The Reserve Bank of India’s monetary policy committee (MPC) is expected to keep the repo rate — at which it lends to banks — unchanged when it meets early June to take stock of macroeconomic factors and behaviour of prices since April.
Many risks that were flagged then, including oil prices and inflation, have not turned adverse. But, the MPC might prefer to stick to its earlier policy stance. The focus would then be on the outlook of the committee, bankers said.
A senior State Bank of India executive said no rate cut action was expected in the June review, while the outlook might be less hawkish. How rains would spread over the country and the initial feedback over roll-out of the goods and service tax would weigh on the panel members’ minds.
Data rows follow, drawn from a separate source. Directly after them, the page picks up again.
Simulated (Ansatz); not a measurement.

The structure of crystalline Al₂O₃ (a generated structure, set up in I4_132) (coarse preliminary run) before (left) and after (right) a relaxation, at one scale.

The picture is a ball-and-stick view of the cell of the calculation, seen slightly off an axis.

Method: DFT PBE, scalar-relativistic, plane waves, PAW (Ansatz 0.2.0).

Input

Rating agency ICRA said the repo rate was likely to remain unchanged in the review and the policy tone would be less hawkish. Naresh Takkar, managing director and group chief executive officer of ICRA, accounted this to “the improved outlook for the monsoon, the GST rate structure and easing of commodity prices”, which had abated the inflation risks highlighted by the MPC in April.
“The MPC may choose to observe the actual progress of the monsoon and the adjustment during the transition to the GST, prior to reducing the policy rate or reversing the stance back to accommodative from neutral. Therefore, we expect the MPC to opt for a pause in the June 2017 policy review,” said Takkar. He also listed the Consumer Price Index-based inflation not falling below 4 per cent (the medium-term target) for six consecutive months and visible improvement in volume growth in a number of sectors after re-monetisation as factors for not cutting the repo rate.
While the improved monsoon prospects have subdued concerns about food inflation, the dip in reservoir levels and the extent of revision in minimum support prices were modest inflation risks. Food inflation was expected to be relatively benign in H1 FY2018 but a reversal of base effects could result in food inflation rising sharply to 4-5 per cent during H2 FY2017, it said.
At the April policy review, the central bank’s decision-making panel voted unanimously to keep rates unchanged. However, one member had before the vote made a case for an increase. Giving primacy to tackling inflation concerns, M Patra, executive director at the central bank and a member of the MPC, wanted a pre-emptive increase of 25 basis points (bps) in the rate.
In the February review, the decision was to change the policy stance from “accommodative” to “neutral”. The panel met again on April 5 and 6. It decided to continue with a neutral stance. It had cut the repo rate by 175 bps from January 2015.
Expecting a rate cut in the June review, one public sector bank official said a 25-bps cut in the repo would give a positive signal. Taking a cue from such a change, commercial banks would reduce their marginal cost-based lending rates. Else, banks would prefer to stay with existing MCLR rates.
The Confederation of Indian Industry had on Sunday said the time was apt for the Reserve Bank to cut interest rates, as inflation might remain at moderate levels.